Initially funded by a generous gift by the Women's Giving Circle, the HSRC Textbook Lending Program has over 2,000 textbooks for students to check out for free. The Textbook Lending Program also includes calculators (including graphing calculators), chemistry molecule kits, lab goggles and other essential course materials. During Fall, Winter and Spring terms, materials are available first to Priority Access students and after week 1, to the entire student body. Students need a current OSU ID to check out textbooks. 

Local Ecampus students are able to check out textbooks if they can physically come to Champinefu Lodge to do so. HSRC cannot ship course materials. 

Access Codes

Unfortunately, the HSRC has limited access codes to distribute each term. The program cannot support the high-demand for access codes. Each term, a limited number of access codes are distributed, first-come-first-serve to students as part of the Priority Access Lending period. 

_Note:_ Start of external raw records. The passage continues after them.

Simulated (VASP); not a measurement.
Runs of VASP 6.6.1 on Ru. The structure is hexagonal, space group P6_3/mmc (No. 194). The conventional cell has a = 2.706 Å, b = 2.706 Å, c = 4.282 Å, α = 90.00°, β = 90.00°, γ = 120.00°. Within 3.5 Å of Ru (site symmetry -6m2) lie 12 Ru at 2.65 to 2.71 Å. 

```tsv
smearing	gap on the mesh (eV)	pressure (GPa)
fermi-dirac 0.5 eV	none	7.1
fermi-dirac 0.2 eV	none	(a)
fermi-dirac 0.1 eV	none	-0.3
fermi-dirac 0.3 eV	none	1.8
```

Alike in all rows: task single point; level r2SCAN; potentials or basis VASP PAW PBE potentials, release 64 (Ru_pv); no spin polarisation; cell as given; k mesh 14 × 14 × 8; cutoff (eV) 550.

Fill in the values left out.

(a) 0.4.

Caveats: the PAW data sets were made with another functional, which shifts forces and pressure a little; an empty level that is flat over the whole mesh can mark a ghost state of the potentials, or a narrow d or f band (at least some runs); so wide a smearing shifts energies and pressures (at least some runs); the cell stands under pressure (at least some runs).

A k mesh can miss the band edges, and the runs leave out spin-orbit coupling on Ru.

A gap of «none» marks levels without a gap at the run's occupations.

Other Textbook Affordability Resources

Oregon State University has multiple resources for students who are exploring how to keep their textbook and course materials costs low. In addition to the HSRC Textbook Lending Program, students can access some physical materials on course reserve in the Valley Library for a three-hour loan or check out electronic copies of some texts.

Students are also encouraged to request that copies of their text are purchased by the library to share. 

The Schedule of Classes includes a section in each course that indicates if the class a student might take has free or affordable course materials.